King’s College. Photo: Wiki Commons.

Are “Islamophobia” and antisemitism comparable?

Reza Zia-Ebrahimi, a senior lecturer in history at King’s College London, maintains that the answer is yes. Zia-Ebrahimi recently made this argument in a talk co-sponsored by Harvard University’s Saudi-funded Alwaleed Islamic Studies Program. The speech was entitled, “When the Elders of Zion Relocated to Eurabia: Conspiratorial Racialisation in Anti-Semitism and Islamophobia.”
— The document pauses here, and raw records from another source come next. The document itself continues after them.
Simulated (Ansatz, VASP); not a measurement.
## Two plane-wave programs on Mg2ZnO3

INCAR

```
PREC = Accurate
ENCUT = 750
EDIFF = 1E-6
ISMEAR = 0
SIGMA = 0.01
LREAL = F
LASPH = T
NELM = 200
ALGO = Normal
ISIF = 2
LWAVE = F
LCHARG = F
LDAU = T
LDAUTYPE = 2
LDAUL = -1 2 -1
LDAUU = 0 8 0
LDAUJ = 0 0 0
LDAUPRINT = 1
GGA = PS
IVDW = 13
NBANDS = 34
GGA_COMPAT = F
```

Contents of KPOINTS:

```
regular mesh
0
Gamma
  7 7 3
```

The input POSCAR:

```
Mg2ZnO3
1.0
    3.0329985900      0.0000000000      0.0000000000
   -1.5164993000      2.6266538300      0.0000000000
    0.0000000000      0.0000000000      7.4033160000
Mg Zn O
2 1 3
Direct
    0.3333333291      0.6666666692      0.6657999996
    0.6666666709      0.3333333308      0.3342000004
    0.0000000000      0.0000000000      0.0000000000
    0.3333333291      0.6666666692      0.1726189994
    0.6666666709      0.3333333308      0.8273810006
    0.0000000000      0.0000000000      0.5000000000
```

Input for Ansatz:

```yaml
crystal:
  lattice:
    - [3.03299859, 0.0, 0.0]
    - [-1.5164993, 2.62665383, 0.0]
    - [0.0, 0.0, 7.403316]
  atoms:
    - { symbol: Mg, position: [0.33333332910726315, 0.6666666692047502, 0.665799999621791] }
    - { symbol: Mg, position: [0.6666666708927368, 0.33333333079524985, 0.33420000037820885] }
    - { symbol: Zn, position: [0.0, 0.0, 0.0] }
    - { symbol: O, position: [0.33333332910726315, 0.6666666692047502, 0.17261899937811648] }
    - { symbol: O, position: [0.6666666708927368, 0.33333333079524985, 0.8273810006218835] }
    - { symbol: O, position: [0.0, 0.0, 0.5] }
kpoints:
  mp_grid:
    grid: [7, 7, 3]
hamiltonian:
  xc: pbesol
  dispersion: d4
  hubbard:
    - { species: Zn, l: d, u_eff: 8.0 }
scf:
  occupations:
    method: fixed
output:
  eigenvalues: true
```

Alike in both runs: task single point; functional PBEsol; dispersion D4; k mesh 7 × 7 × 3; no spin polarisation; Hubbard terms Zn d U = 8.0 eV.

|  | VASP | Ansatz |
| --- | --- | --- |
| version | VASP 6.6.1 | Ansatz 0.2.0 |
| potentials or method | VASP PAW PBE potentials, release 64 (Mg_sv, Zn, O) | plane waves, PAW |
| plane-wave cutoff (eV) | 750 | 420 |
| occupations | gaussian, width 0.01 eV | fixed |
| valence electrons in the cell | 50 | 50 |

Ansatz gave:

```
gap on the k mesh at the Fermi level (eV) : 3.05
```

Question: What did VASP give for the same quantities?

Speaking to a largely middle-aged crowd of about twenty, Zia-Ebrahimi contended that both the Protocols of the Elders of Zion — a Czarist forgery published circa 1903, alleging that Jews were plotting world domination — and Eurabia: The Euro-Arab Axis — a 2005 book by Bat Ye’or declaring the demographic and political transformation of Europe into “Eurabia” — employ conspiracy-theories that incite hatred for Jews and Muslims, respectively.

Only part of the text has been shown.